Data Docs in Azure ADLS $web subdirectory not working

Hi Rachel,

thank you for your additional reply. I first installed the latest version 0.18.10 on my Databricks cluster.
As you suggested, I’ve changed the SimpleCheckpoint to a regular Checkpoint.

context.add_or_update_checkpoint(
        name = onboarding_checkpoint_name,
        batch_request=batch_request,
        expectation_suite_name=onboarding_suite_name,
    )

Furthermore, I experimented a bit with the parameters container, prefix, and filepath_prefix.

When using this setting:

"container": "\\$web", 
"prefix": "ct10/", 
"filepath_prefix": "ct10/",

and execute the following checkpoint
datasources_block_checkpoint_result = context.get_checkpoint(“onboarding_checkpoint_name").run()

I get the following error message:
great_expectations.exceptions.exceptions.StoreBackendError: Unable to initialize TupleStoreBackend: filepath_prefix may not end with a forbidden substring. Current forbidden substrings are ['/', '\\']

For all other variants with no slash at the end of filepath_prefix I got a tracelog like in error-message-1.
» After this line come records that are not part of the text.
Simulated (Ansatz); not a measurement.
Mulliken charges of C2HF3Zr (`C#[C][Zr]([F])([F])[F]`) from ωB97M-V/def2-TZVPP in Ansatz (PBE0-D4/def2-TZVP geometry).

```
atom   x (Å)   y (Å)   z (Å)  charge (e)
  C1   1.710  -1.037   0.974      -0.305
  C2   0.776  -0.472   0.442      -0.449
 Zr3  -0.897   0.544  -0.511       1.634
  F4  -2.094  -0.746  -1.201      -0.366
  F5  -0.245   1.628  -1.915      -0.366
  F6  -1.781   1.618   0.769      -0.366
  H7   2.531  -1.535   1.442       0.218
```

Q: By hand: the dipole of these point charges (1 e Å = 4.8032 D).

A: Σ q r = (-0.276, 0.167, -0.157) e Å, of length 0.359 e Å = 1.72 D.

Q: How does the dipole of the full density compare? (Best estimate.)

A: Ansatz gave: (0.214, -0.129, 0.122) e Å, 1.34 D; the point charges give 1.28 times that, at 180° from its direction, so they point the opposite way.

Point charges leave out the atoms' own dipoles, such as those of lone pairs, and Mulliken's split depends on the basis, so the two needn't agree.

I forked the code it in Git from version 0.18.x and tried to narrow down the error in VSCode.
Unfortunately, this was beyond my current programming skills. :blush:

But I’ve found that the GX code is quite capable of writing “something” to the ADLS container with these parameters. However, as follows.

When I use this settings

"container":  "\$web",
#"prefix": "ct10/",
#"filepath_prefix": "ct10",

files are being written as shown in Pic1 marked in yellow.
GX puts files in subdirecories like expectations and validations and an creates an index.html you can open in the browser to see the results and the links in these .html-files are working properly.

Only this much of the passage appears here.